Increasing the output current

The LM317K regulator can deliver up to 1.5amps. If you replace RF1, the 1.1amp resettable fuse with a 3 amp rated part (Rapid Electronics Part No 26-0805 ) and find a 3 amp or greater rated PSU you can deliver up to 1.5amps to each lane.  Diode D1 is only rated at 3amps so the design is not really suitable for delivering more than 3amps total.


The PCB was designed using CadSoft Eagle. You can download a free version from their website

Eagle PCB Artwork file

PCB artwork in PDF format

On the component overlay, component names with an 'a' appended are the duplicated parts of the schematic for the second PSU.

If you use the artwork from the PDF to make the PCB, check that the output is to scale.  Overall board dimensions are 2.7" x 3.85". 

PCB Component Overlay

DC Input Power Supply

I deliberately chose not to build a transformer based power supply for the input to this circuit for the following reasons

  • It avoids having AC mains voltages present and all the safety issues that involves.

  • For the cost of the transformer and associated components you can buy a suitable Switch Mode PSU.

  • Switch Mode PSUs are more efficient and generally have over voltage, short-circuit and thermal protection designed in.

For these reasons I chose to use a switch mode PSU to use as the input to this circuit.  One reason not mentioned above is that in my work I have access to assorted redundant SMPSUs.  The one I've used on the final version of this is an 18volt 1.1amp PSU from an HP Scanner.  I've tried a 22volt 2amp PSU I bought on E-bay for 6 which also worked fine.  

You need a PSU that can supply at least 1 amp, a bit more won't hurt but it won't make your cars go any faster either.  You need to supply the circuit with at least 4 volts more than the maximum output at the track.  In theory you could get away with a 16volt input but I recommend 18volts.  You also need to make sure that it will work without any load, most of the power-brick type SMPSUs will, but make sure the one you buy does.

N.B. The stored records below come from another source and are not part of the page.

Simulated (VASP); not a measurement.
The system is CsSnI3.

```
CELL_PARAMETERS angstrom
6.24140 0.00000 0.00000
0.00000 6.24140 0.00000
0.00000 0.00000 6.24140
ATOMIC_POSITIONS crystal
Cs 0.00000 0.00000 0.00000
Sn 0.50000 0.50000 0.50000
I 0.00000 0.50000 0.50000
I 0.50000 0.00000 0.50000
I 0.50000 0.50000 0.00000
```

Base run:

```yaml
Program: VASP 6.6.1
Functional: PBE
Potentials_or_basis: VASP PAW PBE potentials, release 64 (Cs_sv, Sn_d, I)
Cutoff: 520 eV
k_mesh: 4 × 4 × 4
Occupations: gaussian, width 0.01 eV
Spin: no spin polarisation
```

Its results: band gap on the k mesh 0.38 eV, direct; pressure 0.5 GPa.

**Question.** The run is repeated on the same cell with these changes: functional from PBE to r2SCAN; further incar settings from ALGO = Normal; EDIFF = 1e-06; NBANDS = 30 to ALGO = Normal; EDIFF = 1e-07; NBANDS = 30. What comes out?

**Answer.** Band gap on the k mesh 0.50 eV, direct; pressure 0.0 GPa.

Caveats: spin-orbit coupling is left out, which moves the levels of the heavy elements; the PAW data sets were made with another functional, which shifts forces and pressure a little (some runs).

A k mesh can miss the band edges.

A good place to look is CPC at I found the following, all of which appear to be suitable (though I haven't tried them)

18V / 1.66A - part  # PW01446
18V / 1.1A - part # PW00752
18V / 1A - part # PW00526

Circuit construction and setup

When constructing the circuit on the PCB, don't be tempted to install the big components first, they make it difficult to install the small parts afterwards.

  • Install RF1, resistors, preset, diodes and capacitors except C1 and solder to the PCB

  • Next install the DC power connector and PCB screw terminal blocks

  • Now fit both heat sinks and solder the lugs to the PCB.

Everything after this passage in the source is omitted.